British Columbia Supreme Court bars prosecution against polyamorists unless they enter into “marriage” or contracts
Relationships between more than two people were ruled lawful in Canada – unless such a relationship is formalized with a commitment ceremony or relationship contract. Even those who attend a ceremony or assist with a contract sanctioning a relationship between more than two people could face criminal liability—so think twice before attending a polyamorous commitment ceremony in Canada.
On November 23, 2011, the British Columbia Supreme Court ruled Section 293 of Canada’s Criminal Code constitutional. Section 293 explicitly bans conjugal unions of more than 2 people and any form of polygamy. As explained in a previous blog post, many polyamorous Canadians were concerned they too, were subject to criminal penalty based on the text of the law:
“293. (1) Every one who
- (a) practises or enters into or in any manner agrees or consents to practise or enter into
- (i) any form of polygamy, or
- (ii) any kind of conjugal union with more than one person at the same time,
whether or not it is by law recognized as a binding form of marriage, or
- (b) celebrates, assists or is a party to a rite, ceremony, contract or consent that purports to sanction a relationship mentioned in subparagraph (a)(i) or (ii),
is guilty of an indictable offence and liable to imprisonment for a term not exceeding five years.”

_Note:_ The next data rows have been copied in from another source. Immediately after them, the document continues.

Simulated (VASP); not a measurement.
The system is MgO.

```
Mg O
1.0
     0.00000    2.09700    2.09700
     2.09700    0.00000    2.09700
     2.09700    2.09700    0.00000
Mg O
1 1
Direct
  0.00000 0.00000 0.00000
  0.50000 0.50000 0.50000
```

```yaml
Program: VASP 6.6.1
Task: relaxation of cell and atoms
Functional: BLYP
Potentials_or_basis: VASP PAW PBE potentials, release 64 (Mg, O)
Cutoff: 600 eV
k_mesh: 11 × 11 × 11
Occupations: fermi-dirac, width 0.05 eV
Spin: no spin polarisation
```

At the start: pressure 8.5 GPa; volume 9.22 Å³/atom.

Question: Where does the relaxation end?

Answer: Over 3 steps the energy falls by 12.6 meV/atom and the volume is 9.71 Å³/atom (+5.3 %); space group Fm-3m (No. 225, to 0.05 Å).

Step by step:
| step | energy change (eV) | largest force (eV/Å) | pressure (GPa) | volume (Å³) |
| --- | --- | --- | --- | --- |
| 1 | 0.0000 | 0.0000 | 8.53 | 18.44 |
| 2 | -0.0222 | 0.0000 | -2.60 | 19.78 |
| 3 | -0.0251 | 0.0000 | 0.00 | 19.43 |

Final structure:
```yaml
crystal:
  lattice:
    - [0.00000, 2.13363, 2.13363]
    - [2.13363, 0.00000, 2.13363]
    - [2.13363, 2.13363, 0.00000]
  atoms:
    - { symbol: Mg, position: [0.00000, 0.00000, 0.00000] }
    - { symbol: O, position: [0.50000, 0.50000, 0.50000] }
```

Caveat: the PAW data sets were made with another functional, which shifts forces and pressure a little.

In 2009, the Lieutenant Governor of BC asked the court for a ruling on whether it could use s293 to prosecute two leaders of the FLDS community in Bountiful, BC. The Canadian Polyamory Advocacy Association, concerned that the law could also criminalize consensual polyamorous relationships, intervened in the case, arguing that the law violates the Canadian Charter of Rights and Freedoms.
The British Columbia Supreme Court ruled that s293 is constitutional, and thus polygamy continues to be illegal in Canada. However, the court clarified that non-monogamous unmarried relationships are not subject to criminal sanction. While this statement served as a relief for polyamorists in the province, it also created a confusing legal ambiguity. Living in a multi-party marriage is illegal, regardless of the genders of the people involved, while living in an unmarried multi-party relationship is not. Since there is no way for more than two people to officially marry in Canada, how can a multi-party marriage be distinguished from a multi-party relationship?
Justice Bauman’s ruling assumes that there is such a thing as “marriage” that exists independently of law and into which people can enter without any legal approval or recognition. Since participating in a “marriage” could make polyamorous families into criminals, it would seem important to have clear guidelines for how to achieve this legally illegitimate state of “marriage” – and how to refrain from achieving it in order to avoid violating the law. Justice Bauman excuses himself from that task: “I am not definitively defining “marriage”; it is not my task on this reference to do so.”
Justice Bauman offers no elaboration beyond the text of s293 itself, which states: “Everyone who… celebrates assists or is a party to a rite, ceremony, contract or consent that purports to sanction a relationship” is criminally liable for polygamy. According to s293, “sanction” by means of “rite, ceremony, contract, or consent,” is what separates an unmarried from a married relationship.
The implication is that polyamorous relationships are permitted, but holding a commitment ceremony or signing a cohabitation contract would create a “marriage” and make the “spouses,” guests, officiants, and lawyers into criminals. Sanction by “consent” implies that even a private verbal expression of commitment to a multi-person relationship constitutes a “marriage” and subjects the “spouses” to criminal liability.
Thankfully, neither B.C. nor any other province has demonstrated or expressed any interest in prosecuting polyamorous spouses so people probably do not need to worry about promising to love and care for their polyamorous partners and accidentally ending up “married.”
However, this law continues to criminalize many consensual adult polyamorous relationships, lumping them in with coercive polygamous marriages. One of Justice Bauman’s reasons for upholding this invasive law is to protect women and children in polygamous families from forced marriage, rape, abuse, and trafficking. However, these abuses are already crimes. Instead of encouraging law enforcement to prosecute these offenses, the court’s interpretation of s293 discourages healthy families from creating intentional commitments, celebrating these commitments with their community, and creating legal contracts to offer their families stability and legal protections. The danger is that the court’s ruling may harm many more families than it helps.
This battle is not over yet. The case may be appealed to the B.C. Court of Appeals and even Canada’s Supreme Court. In the meantime, polyamorous families in British Columbia may choose to practice civil disobedience of this law in the form of commitment ceremonies or legal contracts. If the law is ultimately ruled unconstitutional, it could pave the way for powerful recognition of the right to formalize relationships without state intervention.